A colourful Twitter beef that caught the eye this summer in the wake of the George Floyd murder at the hands of racist police officers, pitted the esteemed University of Cambridge Professor, Priyamvada Gopal against the right-wing Etonian author Douglas Murray. Gopal has positioned herself as the British liberal establishment’s leading connoisseur for all currents that oppose imperialism and require decolonisation. She published her tomb, Insurgent Empire to rave reviews. While Murray’s bestselling books on immigration and the culture wars has earned him millions of followers. His book, The Strange Death of Europe is one of the leading go-to books for right-wingers on contemporary immigration.
The pithy indictments they fired at each other on Twitter were standard schoolyard barbs. Murray sanctimoniously sneered at Gopal spending time on Twitter as compensation for her lack of academic repertoire, while Gopal predictably retorted that Murray finds it difficult a woman of colour lectures at Cambridge. Their adversarial tweets were not only aimed at each other but also clearly played to their on-line base. Gopal’s to the “woke” generation, Murray’s to the Trumpian/Brexit anti-woke masses. The ‘woke’ term emanated in the United States to help give expression to those who were historically marginalised and enslaved.
However, both authors have one essential thing in common. Both needed to elide crucial events to make the respective thesis in their books credible. Gopal’s distinctive thesis in Insurgent Empire is that were a “distinct minority tradition” in the imperial metropole who have always been present in the history of opposition to the British Empire. Murray on the other hand, in The Strange Death of Europe wants to pin the blame for the migration crises in the Mediterranean Sea in the last decade squarely at the feet of Chancellor Angela Merkel and her policy to allow a million Syrian refugees to settle in German.
For Gopal to make her Insurgent Empire thesis water-tight she needed to throw resistance to British imperialism in Mandate Palestine under a bus. When it came to implementing the 1917 Balfour Declaration there were no mainstream British dissidents opposing the colonisation of Palestine in the inter-war period. Gopal’s thesis partly rests on marginalising the indigenous Palestinian resistance to British imperialism. Both right-wing genocidal imperialists such as Winston Churchill and left-wing socialists such as Michael Foot were totally onboard with Britain’s Zionist project in Palestine. Indeed, one of the characters she identifies as part of Britain’s “distinct minority tradition”, former Labour leader, Ramsay McDonald was a champion of colonialism in Palestine. Gopal had no choice but to whitewash his views on this subject and in effect misrepresent Macdonald in her book.

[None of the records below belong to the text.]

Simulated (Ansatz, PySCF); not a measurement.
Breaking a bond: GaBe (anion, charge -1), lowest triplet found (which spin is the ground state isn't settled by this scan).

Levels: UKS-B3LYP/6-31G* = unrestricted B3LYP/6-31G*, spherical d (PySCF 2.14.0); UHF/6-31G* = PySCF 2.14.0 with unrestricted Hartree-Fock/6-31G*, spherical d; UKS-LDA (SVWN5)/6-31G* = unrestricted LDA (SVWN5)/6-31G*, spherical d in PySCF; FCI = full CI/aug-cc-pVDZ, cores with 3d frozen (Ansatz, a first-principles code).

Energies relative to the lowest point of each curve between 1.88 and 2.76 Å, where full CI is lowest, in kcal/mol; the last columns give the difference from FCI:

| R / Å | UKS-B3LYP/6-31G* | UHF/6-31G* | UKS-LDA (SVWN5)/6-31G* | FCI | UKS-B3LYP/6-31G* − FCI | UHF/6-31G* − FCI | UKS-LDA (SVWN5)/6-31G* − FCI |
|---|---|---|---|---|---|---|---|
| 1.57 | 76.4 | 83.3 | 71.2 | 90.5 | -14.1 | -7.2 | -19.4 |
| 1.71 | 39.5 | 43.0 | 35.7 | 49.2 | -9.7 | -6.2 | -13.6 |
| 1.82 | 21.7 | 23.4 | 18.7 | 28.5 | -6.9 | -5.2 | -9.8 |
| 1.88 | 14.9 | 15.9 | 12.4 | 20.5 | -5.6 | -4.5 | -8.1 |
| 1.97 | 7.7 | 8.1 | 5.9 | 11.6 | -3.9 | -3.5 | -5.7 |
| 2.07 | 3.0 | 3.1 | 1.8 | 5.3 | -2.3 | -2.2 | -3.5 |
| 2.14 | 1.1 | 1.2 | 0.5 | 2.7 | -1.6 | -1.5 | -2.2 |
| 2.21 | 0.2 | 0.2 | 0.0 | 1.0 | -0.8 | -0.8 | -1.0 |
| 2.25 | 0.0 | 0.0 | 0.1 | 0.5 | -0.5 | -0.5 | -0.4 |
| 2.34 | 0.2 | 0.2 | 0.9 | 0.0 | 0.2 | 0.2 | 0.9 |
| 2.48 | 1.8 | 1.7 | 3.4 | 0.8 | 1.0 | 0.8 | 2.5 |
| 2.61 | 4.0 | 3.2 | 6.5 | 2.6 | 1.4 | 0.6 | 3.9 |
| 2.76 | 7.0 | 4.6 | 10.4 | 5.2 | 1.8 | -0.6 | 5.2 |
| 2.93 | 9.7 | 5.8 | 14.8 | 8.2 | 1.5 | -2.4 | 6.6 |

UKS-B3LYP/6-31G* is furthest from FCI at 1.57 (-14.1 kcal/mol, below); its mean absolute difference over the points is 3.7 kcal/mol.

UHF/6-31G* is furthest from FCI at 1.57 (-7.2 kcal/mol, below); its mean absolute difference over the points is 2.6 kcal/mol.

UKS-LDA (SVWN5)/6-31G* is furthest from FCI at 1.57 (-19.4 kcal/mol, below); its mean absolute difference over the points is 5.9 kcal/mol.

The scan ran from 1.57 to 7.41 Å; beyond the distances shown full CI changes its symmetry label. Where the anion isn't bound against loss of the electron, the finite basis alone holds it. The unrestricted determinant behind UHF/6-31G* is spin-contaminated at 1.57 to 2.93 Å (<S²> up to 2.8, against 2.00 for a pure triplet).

Turning to Murray, his thesis in Strange Death of Europe stems around Merkel’s decision in August 2015 to allow a million Syrian refugees to enter Germany. Yet he acknowledges that the migration flow had began long before this date. It was a fallout from his fellow Etonian, David Cameron’s lead in military intervening in Libya in 2011. Before the military intervention in Libya, Libya was host to over a million migrant workers from Egypt, over a million from sub-Saharan Africa and 900,000 workers from Tunisia. One could argue that many of these migrants would inevitably travel elsewhere and by any means once Libya was destroyed by Cameron, his western allies and jihadis. Once the intervention was completed in Libya, Cameron led the calls to military intervene in Syria. Jihadis who had fought in Libya under the de facto auspices of NATO began arriving in northern Syria to assist the “revolution” there. It was only natural that Murray, a neo-con warmonger who supported the invasion of Iraq in 2003, would elide Cameron’s role in bringing about the migration crises in the Mediterranean Sea. The war on Iraq was justified on a pack of lies and so was Cameron’s military intervention in Libya.
These wilful and blood-soaked elisions in the respective theses of their books solidifies their arguments. If the authors had included these episodes of British imperial history then their theses would have stood on much shakier grounds. Ultimately, it is these absences which cements their argument.
A further irony is that Gopal has very little to say on contemporary British imperialist foreign policy including the NATO-jihadi destruction of Libya. Actually, her sole contribution to understanding the fallout from the Libya intervention is to denounce anyone who doesn’t share the western pro-interventionist narrative on Libya as “Gaddafist”. On this basis, she aids and abets the NATO-jihadi destruction of Libya. More so, she literally referred to the Lebanese-American journalist, Rania Khalek as a “vile Assadist” for not accepting the western-GCC narrative on the regime-change war in Syria.
Whereas, Libya was once probably the richest country in Africa which also hosted millions of migrant workers who sent remittances back to their families in their countries of origin in Africa and elsewhere, it is now basket case and an epicentre of people trafficking and human slavery. As expected, the further impoverishment and destitution of millions of Africans naturally means nothing to a posh-gobbed, Etonian neo-con like Douglas Murray and unfortunately it also means nothing to an upper-class, loathsome careerist like Professor Gopal.